An extraordinary general meeting (EGM) is convened to address pressing issues that cannot wait for the annual general meeting (AGM). These meetings may involve decisions like removing an executive or resolving urgent legal matters. While AGMs occur at pre-scheduled times, EGMs can be called at any moment, even during non-business hours or holidays, reflecting their urgent nature.
Key Takeaways
- An extraordinary general meeting (EGM) is called to address urgent matters that arise between scheduled annual general meetings (AGMs).
- EGMs can involve urgent issues like the removal of an executive or pressing legal concerns.
- Unlike AGMs, EGMs can be held on any day, including national holidays, and may be initiated by shareholders or a tribunal.
- The London Stock Exchange’s 2017 EGM is an example where the meeting was convened to discuss the potential removal of its chair.
- An AGM is a mandatory event where shareholders discuss the company’s performance, vote on issues, and receive information about the company’s future strategy.
How EGMs Operate and Their Importance
In most cases, the only time shareholders and executives meet is during a company’s annual general meeting, which usually occurs at a fixed date and time.
However, certain events may require shareholders to come together on short notice to deal with an urgent matter, often concerning company management. The extraordinary general meeting is used as a way to meet and deal with urgent matters that arise in between the annual shareholders’ meetings.
An EGM might be called for the following reasons:
- The removal of an executive
- A legal matter
- Any matter that can’t wait until the next shareholders meeting
Unlike AGMs, which must occur during business hours and not on holidays, EGMs can be held any day, including holidays. Also, while only a company’s board can call an AGM, an EGM can be requested by shareholders, a requisitionist, or tribunal.
Case Study: London Stock Exchange’s December 2017 EGM
EGMs can occur for various reasons, but they are often called to consider removing an executive. In December 2017, the London Stock Exchange (LSE) held an extraordinary general meeting regarding claims that its chair, Donald Brydon, pushed out former chief executive Xavier Rolet. Rolet stepped down early in November 2017.
Although some EGMs occur outside of normal business hours, the London Stock Exchange’s EGM took place on a non-holiday Tuesday. The motion was sparked by activist investor, The Children’s Investment Fund Management (TCI), which had received 20.9% votes in favor of removing Brydon. However, the result of the EGM was that Brydon remained in his position.
Contrasting EGMs With Annual General Meetings (AGMs)
An annual general meeting (AGM) is a required yearly meeting for a company’s shareholders. At an AGM, company directors present a report to shareholders on the company’s performance and strategy.

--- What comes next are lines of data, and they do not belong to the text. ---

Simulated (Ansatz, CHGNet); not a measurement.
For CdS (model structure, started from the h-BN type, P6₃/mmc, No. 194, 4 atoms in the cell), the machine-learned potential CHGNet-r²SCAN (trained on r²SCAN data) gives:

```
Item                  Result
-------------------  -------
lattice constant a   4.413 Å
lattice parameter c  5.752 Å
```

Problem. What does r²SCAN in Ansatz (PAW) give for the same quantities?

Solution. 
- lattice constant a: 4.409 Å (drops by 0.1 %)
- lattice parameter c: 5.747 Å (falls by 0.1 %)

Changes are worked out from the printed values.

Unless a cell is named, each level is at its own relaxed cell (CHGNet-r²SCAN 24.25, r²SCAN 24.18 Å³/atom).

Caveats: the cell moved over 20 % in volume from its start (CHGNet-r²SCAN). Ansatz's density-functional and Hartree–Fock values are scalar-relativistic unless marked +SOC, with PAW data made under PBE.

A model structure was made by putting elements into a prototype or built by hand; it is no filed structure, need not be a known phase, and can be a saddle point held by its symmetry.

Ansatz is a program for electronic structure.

Shareholders with voting rights decide on issues like board appointments, executive pay, dividends, and auditor selection. AGM rules vary by jurisdiction. Many state incorporation laws require both public and private companies to hold AGMs, with stricter rules for public companies.
Public companies must file annual proxy statements, known as Form DEF 14A, with the Securities and Exchange Commission (SEC). The filing will specify the date, time, and location of the annual meeting, as well as executive compensation and any material matters of the company concerning shareholder voting and nominated directors.
The Bottom Line
An Extraordinary General Meeting (EGM) is a vital tool for handling urgent issues that cannot wait for the Annual General Meeting (AGM). EGMs may address critical matters like executive removal or legal challenges. Unlike AGMs, which follow strict timing rules, EGMs offer flexibility and can be called at any time, even during holidays. Understanding the distinct roles and regulations of AGMs and EGMs helps stakeholders effectively navigate corporate governance and make informed decisions during pressing circumstances.